TextCleaner
class atom.nlp.TextCleaner(decode=True, lower_case=True, drop_email=True, regex_email=None, drop_url=True, regex_url=None, drop_html=True, regex_html=None, drop_emoji=True, regex_emoji=None, drop_number=True, regex_number=None, drop_punctuation=True, verbose=0, logger=None)[source]
Applies standard text cleaning to the corpus.
Transformations include normalizing characters and dropping
noise from the text (emails, HTML tags, URLs, etc...). The
transformations are applied on the column named corpus
, in
the same order the parameters are presented. If there is no
column with that name, an exception is raised.

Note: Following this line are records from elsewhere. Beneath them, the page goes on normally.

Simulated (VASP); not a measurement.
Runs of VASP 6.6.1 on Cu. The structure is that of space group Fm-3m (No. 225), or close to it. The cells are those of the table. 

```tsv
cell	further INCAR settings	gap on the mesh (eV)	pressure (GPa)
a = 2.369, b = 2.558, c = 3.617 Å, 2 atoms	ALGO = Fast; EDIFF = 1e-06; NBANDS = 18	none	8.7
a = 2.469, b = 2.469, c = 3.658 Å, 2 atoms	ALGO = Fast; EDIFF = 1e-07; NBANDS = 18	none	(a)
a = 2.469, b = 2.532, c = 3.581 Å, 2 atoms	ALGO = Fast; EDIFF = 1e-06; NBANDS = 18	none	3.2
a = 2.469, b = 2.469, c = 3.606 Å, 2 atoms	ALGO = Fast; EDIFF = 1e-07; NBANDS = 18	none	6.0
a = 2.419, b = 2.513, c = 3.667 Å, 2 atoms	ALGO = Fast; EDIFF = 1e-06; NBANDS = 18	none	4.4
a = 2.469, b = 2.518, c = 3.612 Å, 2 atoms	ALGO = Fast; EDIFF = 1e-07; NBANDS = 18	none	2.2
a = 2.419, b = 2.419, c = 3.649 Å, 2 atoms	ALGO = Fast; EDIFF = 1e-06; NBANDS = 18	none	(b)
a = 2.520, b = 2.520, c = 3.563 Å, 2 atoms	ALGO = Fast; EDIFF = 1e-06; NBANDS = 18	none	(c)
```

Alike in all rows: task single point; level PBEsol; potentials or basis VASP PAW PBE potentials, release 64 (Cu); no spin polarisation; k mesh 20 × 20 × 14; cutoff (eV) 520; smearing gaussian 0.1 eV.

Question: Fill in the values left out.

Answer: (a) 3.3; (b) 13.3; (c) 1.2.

This class can be accessed from atom through the textclean method. Read more in the user guide.
See Also
Normalize the corpus.
Tokenize the corpus.
Vectorize text data.
Example
>>> from atom import ATOMClassifier
>>> from sklearn.datasets import fetch_20newsgroups
>>> X, y = fetch_20newsgroups(
... return_X_y=True,
... categories=[
... 'alt.atheism',
... 'sci.med',
... 'comp.windows.x',
... ],
... shuffle=True,
... random_state=1,
... )
>>> X = np.array(X).reshape(-1, 1)
>>> atom = ATOMClassifier(X, y)
>>> print(atom.dataset)
0 From: thssjxy@iitmax.iit.edu (Smile) Subject:... 2
1 From: nancyo@fraser.sfu.ca (Nancy Patricia O'C... 0
2 From: beck@irzr17.inf.tu-dresden.de (Andre Bec... 1
3 From: keith@cco.caltech.edu (Keith Allan Schne... 0
4 From: strom@Watson.Ibm.Com (Rob Strom) Subjec... 0
... ...
2841 From: dreitman@oregon.uoregon.edu (Daniel R. R... 3
2842 From: ethan@cs.columbia.edu (Ethan Solomita) ... 1
2843 From: r0506048@cml3 (Chun-Hung Lin) Subject: ... 1
2844 From: eshneken@ux4.cso.uiuc.edu (Edward A Shne... 2
2845 From: ibeshir@nyx.cs.du.edu (Ibrahim) Subject... 2
[2846 rows x 2 columns]
>>> atom.textclean(verbose=2)
Fitting TextCleaner...
Cleaning the corpus...
--> Decoding unicode characters to ascii.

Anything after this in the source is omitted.